A consolidated class action lawsuit against Premera Blue Cross over its 2014 data breach of 10.6 million records is a step closer to being resolved now a Federal District Judge has given preliminary approval to Premera’s proposed $74 million settlement.
Under the terms of the settlement, Premera Blue Cross will create a fund of $32 million for victims of the breach. $10 million of that amount is set aside to reimburse costs incurred by plan members as a direct result of the breach, and $2.5 million will cover additional credit monitoring services. The remainder will be used to cover claims for damages.
The breach that triggered the lawsuit could have been prevented. Premera Blue Cross had discovered, through third party and internal audits, that security vulnerabilities existed, yet those vulnerabilities were not addressed. If Premera Blue Cross has heeded the warnings, a breach could have been avoided. Additionally, once its systems were breached, Premera Blue Cross failed to detect unauthorized activity on its network or a year. Under the terms of the settlement, Premera Blue Cross will invest $42 million in its cybersecurity program over the next three years.
$74 million is a substantial amount, but a fund of $10 million to reimburse costs in a for a breach of more than 10 million records will not go far. Judge Michael Simon found that amount to be sufficient considering additional credit monitoring services were being provided, and due to the relatively small number of claims that have been received to date.

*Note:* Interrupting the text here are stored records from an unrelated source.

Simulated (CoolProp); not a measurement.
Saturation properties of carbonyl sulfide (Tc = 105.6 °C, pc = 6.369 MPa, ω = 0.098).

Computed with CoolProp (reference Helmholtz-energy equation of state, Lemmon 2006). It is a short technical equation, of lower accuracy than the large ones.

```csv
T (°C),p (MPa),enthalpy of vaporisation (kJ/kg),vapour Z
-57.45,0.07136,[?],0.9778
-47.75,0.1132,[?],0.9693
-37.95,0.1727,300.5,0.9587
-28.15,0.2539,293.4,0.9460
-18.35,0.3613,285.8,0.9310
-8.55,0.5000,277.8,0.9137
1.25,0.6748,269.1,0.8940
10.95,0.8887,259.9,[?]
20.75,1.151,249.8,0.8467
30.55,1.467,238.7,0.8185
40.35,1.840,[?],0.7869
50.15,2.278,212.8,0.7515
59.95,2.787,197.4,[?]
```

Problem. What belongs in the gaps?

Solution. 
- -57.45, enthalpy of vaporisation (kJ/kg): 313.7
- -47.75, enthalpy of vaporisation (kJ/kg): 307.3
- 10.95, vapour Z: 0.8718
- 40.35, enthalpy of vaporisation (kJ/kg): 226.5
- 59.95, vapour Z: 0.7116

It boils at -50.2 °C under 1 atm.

The investment in cybersecurity will benefit all current and future members and will ensure that their personal information is appropriately secured and will remain private and confidential.
Giving preliminary approval for the settlement, Judge Simon said the evidence against Premera Blue Cross spanned several years and involved reviewing a considerable amount of technical documentation. Claims were made against Premera Blue Cross alleging negligence and unfair practices with respect to the data security measures put in place. Judge Simon said they were “relatively strong claims.”
In addition to the $74 million, Premera Blue Cross has agreed to settle a separate multi-state lawsuit for $10 million. 30 state Attorneys General participated in the action.